A pop of colour would make those trabs one step up from absolutely awful Sean.
You’re welcome.
A pop of colour would make those trabs one step up from absolutely awful Sean.
You’re welcome.
Edwand, slagging them now, wearing them in 3 years time. See recent Nike Freerunner post for evidence
Post up that jacket Matthieu!
Or rather, post up that watch Derm!
Nike Absolute Wanker
Basically they’re adidas knock-offs for the yeezy 350s. You know better than this, Sean.
I’m delighted with them Rhouses. How are you getting on with those dog-vomit new balances? I’d rather saw my feet off at the ankles than wear them.
White trabs seem to be getting neglected recently.
Adidas are doing some decent stuff in that department. Quite like the 2 navy 1 red stripe renaissance on some.
Adidas are a bit too much of a cliche nowadays
https://twitter.com/adaedophiles
Finally they released the D-100s. Thought the P-47s had a nicer blue colour but these will go well with a pair of khaki combat shorts.
Haha fuck me , Bog filla was all over that shite as well.
I quite liked these. Fucked if I can remember the first time they supposedly were out.
That trab is worse than Hitler.
Those little horrific wing motifs on the side of each toe are the international symbol for AIDS
Grey, navy, with hits of orange, lads. Match made in heaven.
[unknown] Grey, navy, with hits of orange, lads. Match made in heaven.
If you’re a binman/‘garbage disposal worker’…
New Balance ‘IRA funeral’
New Balance ‘Everton supporter’.
They look like the type of shoe found discarded in the communal lounge of a sheltered housing scheme.
Good work, fellas. Standing back and putting the trigger away.
They’re the worst thing I’ve seen since someone tricked me into looking at Lemon Party years ago.
Take away the NB logo, add a wanky Zoro flash and change the colourway to green and you basically have Smallsy’s Kermit trabs.

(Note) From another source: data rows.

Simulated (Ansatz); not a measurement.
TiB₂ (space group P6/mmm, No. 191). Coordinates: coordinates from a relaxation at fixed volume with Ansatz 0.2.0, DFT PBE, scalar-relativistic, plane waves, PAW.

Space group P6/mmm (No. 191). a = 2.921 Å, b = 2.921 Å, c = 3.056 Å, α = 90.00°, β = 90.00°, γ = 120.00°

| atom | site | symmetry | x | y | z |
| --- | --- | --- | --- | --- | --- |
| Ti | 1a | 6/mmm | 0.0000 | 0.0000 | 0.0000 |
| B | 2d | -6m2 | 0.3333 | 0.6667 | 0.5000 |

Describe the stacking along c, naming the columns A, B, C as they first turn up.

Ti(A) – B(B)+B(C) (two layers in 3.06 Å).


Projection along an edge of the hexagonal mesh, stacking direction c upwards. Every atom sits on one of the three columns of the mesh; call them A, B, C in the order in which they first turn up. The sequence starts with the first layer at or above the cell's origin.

They should defo stop you going anywhere near the trigger.
If it’s dry, they’re getting rocked at Glastonbury!
Smallman rocking pink and green Nike Streaks, a t-shirt with a dripping ice cream on it, and Blue Harbour shorts.
What a combo!
Form an orderly queue ladies!
Any other bloke wearing such a combo would immediately feel their cock and balls invert and retreat inside their lower intestinal area like a Samurai trans beast.